Exploration Architecture, a company that specialises in biomimicry, has completed its design for a sustainable factory in Nagpur, India, that aims to address both the human and environmental challenges facing the country´s textile industry. The innovative building should radically reduce energy and water usage and the design team´s goal is to create a zero-waste factory that is also an inspiring environment in which to work.
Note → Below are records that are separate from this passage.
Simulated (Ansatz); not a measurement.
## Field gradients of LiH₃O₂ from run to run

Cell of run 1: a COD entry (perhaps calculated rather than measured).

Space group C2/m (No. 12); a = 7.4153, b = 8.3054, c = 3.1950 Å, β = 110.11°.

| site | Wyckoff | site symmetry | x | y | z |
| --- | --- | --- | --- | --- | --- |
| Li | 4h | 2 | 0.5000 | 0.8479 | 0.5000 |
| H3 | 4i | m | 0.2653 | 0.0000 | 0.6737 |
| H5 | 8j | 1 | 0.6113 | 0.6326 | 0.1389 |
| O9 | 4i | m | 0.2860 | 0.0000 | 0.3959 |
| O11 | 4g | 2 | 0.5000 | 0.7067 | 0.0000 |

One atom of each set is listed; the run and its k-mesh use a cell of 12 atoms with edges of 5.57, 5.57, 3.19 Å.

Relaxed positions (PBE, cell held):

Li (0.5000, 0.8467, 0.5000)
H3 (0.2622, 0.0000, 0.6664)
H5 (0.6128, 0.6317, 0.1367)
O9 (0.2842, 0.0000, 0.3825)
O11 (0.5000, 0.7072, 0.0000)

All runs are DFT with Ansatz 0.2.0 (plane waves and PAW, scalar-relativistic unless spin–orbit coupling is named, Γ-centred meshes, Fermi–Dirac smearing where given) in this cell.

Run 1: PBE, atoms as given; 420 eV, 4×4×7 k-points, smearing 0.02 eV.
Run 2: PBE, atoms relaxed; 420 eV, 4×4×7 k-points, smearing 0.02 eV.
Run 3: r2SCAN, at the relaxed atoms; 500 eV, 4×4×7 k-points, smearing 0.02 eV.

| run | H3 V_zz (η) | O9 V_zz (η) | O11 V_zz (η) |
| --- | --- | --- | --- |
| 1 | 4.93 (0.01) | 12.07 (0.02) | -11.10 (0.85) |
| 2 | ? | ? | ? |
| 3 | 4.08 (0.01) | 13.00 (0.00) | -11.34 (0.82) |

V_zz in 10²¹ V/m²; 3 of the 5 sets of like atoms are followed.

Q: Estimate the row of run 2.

Exploration said its client-whose identity is confidential, but which trades almost exclusively in high quality cotton for overseas markets, with a significant proportion of the output being either printed and dyed-is a pioneer of sustainable thinking and challenged the architects to change the paradigm for factories in India: ¨The structure should be designed and engineered to use the least material possible and should provide a world-class environment for the 600 people who will work at the factory…. and be a viable, sustainable and profitable business.¨

Textiles is a water and power intensive industry, which makes the project all the more difficult because the client´s aim is to channel all waste into a circular or closed-loop system, in order to get as close to zero waste as possible. Sustainability, both environmental and social, has become an issue that is gripping the Bangladesh textile industry. The collapse of the Rana Plaza textile and garment producing hub in Dhaka, in 2013 [killing 1,133 and injuring more than 2,000 workers] shocked many importers, consumers, NGOs and politicians into an awareness of need for social sustainability, as well as environmental sustainability.

It is estimated that the textile factories in Dhaka currently consume 1,500 billion litres of groundwater annually to produce 5 million tonnes of fabric, with every kg of fabric gobbling up 300 litre against the global standard of 100 litre per kg of fabric. But signs are there things will be changing soon.